SteveGilvarry commented 2 years ago

Also need a target check the help ? On that option but I think you need _zmc_m18 for you monitor 18 that seems to be having the issue. Will generate a separate file in logs/zm.

ASoTNetworks commented 2 years ago

Thanks, I got the debug log going now and this is what I see before and after where zmwatch restart the hanged stream. Before it happen I see an event lock message at 14:54:59.159466

Debug log here

connortechnology commented 2 years ago

please update to 1.36.4

ASoTNetworks commented 2 years ago

Sorry I didn't update the version above but I am already on 1.36.4

connortechnology commented 2 years ago

So there is a slight problem with the locking, but what is happening to the capture thread? It appears to never capture another frame, which means it can't signal the decode thread to wake up and notice that it needs to decode a packet. The capture thread specifically does not lock for this very reason. Do you maybe have a value in your maxFps or AlarmMaxFps fields?

connortechnology commented 2 years ago

The only other thing I can think of is contention on the Monitor_Status table. mysql queries timeout after like 200 seconds.. so that could be it.

ASoTNetworks commented 2 years ago

I have maxFps set to 40.000 and no AlarmMaxFps set. I think I have it set a long time ago on versions that was saving jpegs. Should I remove it?

connortechnology commented 2 years ago

Definitely remove it. I'm not convinced it's the culprit, but it will starve ffmpeg for cpu.

ASoTNetworks commented 2 years ago

I see an improvement and doesn't happen too many times now (was a few times every few hours) after removing the maxFps it only happens a couple times a day.

mgeisselreiter commented 2 years ago

I can comfirm this problem. After upgrading from 1.36.3 to 1.36.4 zmwatch log shows restarting capture daemon every 40 to 60 seconds. Now I cannot use Live watch - I see video just 2-3 seconds and than picture stops, after a while there is black screen and it repeats every minute. The same problem is with recording - there are no records, only 2-3 seconds videos every minute. Now I upgraded to 1.36.5 but the problem remains. There must be some bad change between versions 1.36.3 and later. It is frustrating because I need to watch daily records every day which are now missing. I use CentOS 7 and there is no simple way to roll back to version 1.36.3. Any help will be appreciate.

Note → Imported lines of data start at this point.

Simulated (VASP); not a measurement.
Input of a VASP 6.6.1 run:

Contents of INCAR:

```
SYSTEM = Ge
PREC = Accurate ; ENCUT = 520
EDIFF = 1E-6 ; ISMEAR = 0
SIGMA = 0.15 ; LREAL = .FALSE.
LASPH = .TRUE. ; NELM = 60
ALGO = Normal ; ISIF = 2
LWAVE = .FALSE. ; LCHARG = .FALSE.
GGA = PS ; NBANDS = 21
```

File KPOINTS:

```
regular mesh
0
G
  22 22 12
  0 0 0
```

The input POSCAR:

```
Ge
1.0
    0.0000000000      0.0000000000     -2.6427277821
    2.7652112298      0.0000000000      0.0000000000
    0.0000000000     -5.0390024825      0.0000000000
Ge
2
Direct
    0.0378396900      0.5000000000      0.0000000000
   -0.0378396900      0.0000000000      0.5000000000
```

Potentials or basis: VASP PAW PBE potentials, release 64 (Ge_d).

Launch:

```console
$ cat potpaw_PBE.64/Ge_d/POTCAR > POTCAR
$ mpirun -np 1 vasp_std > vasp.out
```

mgeisselreiter commented 2 years ago

After a long playing with changing configuration parameters I manage to find some solution to solve this issue. I changed storage parameters for my camera for Video Writer from Camera Passthrough to Encode, OutputCodec to Auto, Encoder Auto, Optional Encoder Parameters crf=23 and Montage - Live video is fluent without breaks. Tomorrow I will see how recording works. Still wonder why Camera Passthrough stopped working since version 1.36.4. Any ideas?

joe7rocks commented 2 years ago

I'm having the very same issue with various camera models after the update, changing to Encode from Passthrough has also 'fixed' it temporarily

rmk92 commented 2 years ago

Last night, I upgraded from 1.34.9 to 1.36.5 and experienced this exact issue. With two Hikvision cameras with two streams - one stream 1080p @ 12.5fps configured for Nodect and the other at a lower resolution and fps for Modect, I see both 1080p capture daemons repeatedly blocking on a futex, beiung sent a SIGTERM by zmwatch, and then a SIGKILL every minute.

I have passthrough enabled, which I can't reasonably disable for the platform zoneminder is running on (aarch64 with no GPU acceleration).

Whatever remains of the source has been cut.